Popular uprising: Tunisian expatriates shout slogans while holding Tunisian flags as they demonstrate on January 15, 2011 in Paris, France.

Tunisia's Jasmine Revolution is the first of its kind: the toppling of an autocrat in the Arab world who was till the end backed by Western powers. What now remains to be seen is if unrest in this Maghreb country will spread across the Middle East.

Early signs, if there can be any, are already there. As in Tunisia, Algeria too has been ravaged by riots in protest against food prices. Shortly after Tunisian President Zine Al-Abidine Ben Ali fled his country, the Algerian government of Abdelaziz Bouteflika, who had stormed to power in in 2009 with 90 per cent of the votes, beat a retreat. It tried to nip the protests by hastily cutting down the cost of staple foods such as sugar, cooking oil and flour. Import duties on sugar, cooking oil and other foodstuffs too were slashed.

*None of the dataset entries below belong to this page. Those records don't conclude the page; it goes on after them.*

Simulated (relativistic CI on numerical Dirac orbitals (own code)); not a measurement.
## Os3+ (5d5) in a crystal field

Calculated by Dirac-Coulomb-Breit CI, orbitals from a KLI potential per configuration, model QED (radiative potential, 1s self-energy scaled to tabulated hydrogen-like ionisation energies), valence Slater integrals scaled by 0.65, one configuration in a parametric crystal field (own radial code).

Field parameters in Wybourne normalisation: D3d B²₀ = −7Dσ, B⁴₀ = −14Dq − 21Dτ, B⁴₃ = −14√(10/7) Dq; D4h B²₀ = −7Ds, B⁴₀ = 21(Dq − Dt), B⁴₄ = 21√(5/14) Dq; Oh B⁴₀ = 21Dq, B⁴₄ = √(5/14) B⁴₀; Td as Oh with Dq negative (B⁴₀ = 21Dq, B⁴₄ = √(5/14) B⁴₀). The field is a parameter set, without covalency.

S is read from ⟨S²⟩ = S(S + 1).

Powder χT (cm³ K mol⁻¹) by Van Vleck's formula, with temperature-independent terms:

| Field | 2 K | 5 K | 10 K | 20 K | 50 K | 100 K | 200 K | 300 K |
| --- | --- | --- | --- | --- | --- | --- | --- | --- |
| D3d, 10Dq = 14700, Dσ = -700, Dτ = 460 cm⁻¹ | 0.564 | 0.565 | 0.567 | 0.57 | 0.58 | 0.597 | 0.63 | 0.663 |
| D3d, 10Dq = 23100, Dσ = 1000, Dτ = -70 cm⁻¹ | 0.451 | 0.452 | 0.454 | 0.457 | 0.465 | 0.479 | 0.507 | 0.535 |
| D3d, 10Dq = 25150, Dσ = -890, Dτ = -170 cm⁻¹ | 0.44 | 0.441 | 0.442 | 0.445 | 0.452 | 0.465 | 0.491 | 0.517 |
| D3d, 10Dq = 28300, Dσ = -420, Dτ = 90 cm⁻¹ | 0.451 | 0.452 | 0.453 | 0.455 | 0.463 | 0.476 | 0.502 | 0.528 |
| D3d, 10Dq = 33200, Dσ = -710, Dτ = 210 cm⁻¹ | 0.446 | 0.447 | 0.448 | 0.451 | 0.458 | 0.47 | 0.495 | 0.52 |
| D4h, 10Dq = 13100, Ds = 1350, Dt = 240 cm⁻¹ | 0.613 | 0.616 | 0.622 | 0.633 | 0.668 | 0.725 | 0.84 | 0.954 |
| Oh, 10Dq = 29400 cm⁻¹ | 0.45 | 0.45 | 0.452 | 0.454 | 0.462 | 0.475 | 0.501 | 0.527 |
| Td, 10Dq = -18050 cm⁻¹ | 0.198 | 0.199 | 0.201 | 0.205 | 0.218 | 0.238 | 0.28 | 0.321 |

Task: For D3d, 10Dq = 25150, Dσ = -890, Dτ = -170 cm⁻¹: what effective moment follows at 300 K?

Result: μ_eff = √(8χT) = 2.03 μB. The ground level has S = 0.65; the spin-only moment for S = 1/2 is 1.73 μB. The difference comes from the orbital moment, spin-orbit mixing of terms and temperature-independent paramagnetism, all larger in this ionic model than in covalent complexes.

Similar protests have hit Jordan. Over 8,000 people staged protests against escalating food prices and unemployment. The protests there have not escalated yet, but the Tunisian uprising might just provide fuel to the public anger here. In Egypt, which is ruled by another West-backed tyrant (Hosni Mubarak), there have been protests too. But the most recent ones were in solidarity with the Tunisian uprising. This should be making Mubarak squirm.

The Tunisian experience should serve as a wake-up call, not only for other autocrats in the Middle East, but also for the West which has backed these tyrants while turning a blind eye to the way they have been quelling popular movements and stifling the media.

Zine El Abidine Ben Ali, who assumed the Presidency in November 1987 in a bloodless coup d'état from then President Habib Bourguiba who was declared incompetent, remained a tyrant till the end. Political opponents were either jailed or exiled, the media was throttled, corruption was institutionalised, and the dividends of any economic progress remained in the hands of a chosen few. All this while the West remained silent.

Even as the protests that were triggered off by the self-immolation of a man in the town of Sidi Bouzid spread across the country, the West could not see it coming. It certainly refused to acknowledge the popular protests. Secretary of State Hilary Clinton told an Arab satellite television audience that the United States was "not taking sides" in the Tunisian crisis. It was only later that the US administration decided to swim with the tide. Clinton went on to say later, "While some countries have made great strides in governance, in many others people have grown tired of corrupt institutions and a stagnant political order. They are demanding reforms to make their governments more effective, more responsive and more open."

Rumour has it that the West wanted Ben Ali to step down because it did not want the unrest to spread to other Arab countries. Everywhere in the Arab world, if anyone has benefited from public resentment against the dictators have been Islamists. Even though the Tunisian protests were not coordinated by any Islamist bloc, the West did not want to take chances. It is the manner in which Ben Ali relinquished power after 23 years that gives credence to such speculation. He first announced that media controls would be eased and that the police would no more fire at protestors. Then he declared emergency and fled.

Ben Ali is gone. It remains to be seen who in the Arab world will be next. Protesters in Egypt chanted outside the Tunisian embassy, "Ben Ali, tell Mubarak a plane is waiting for him, too!"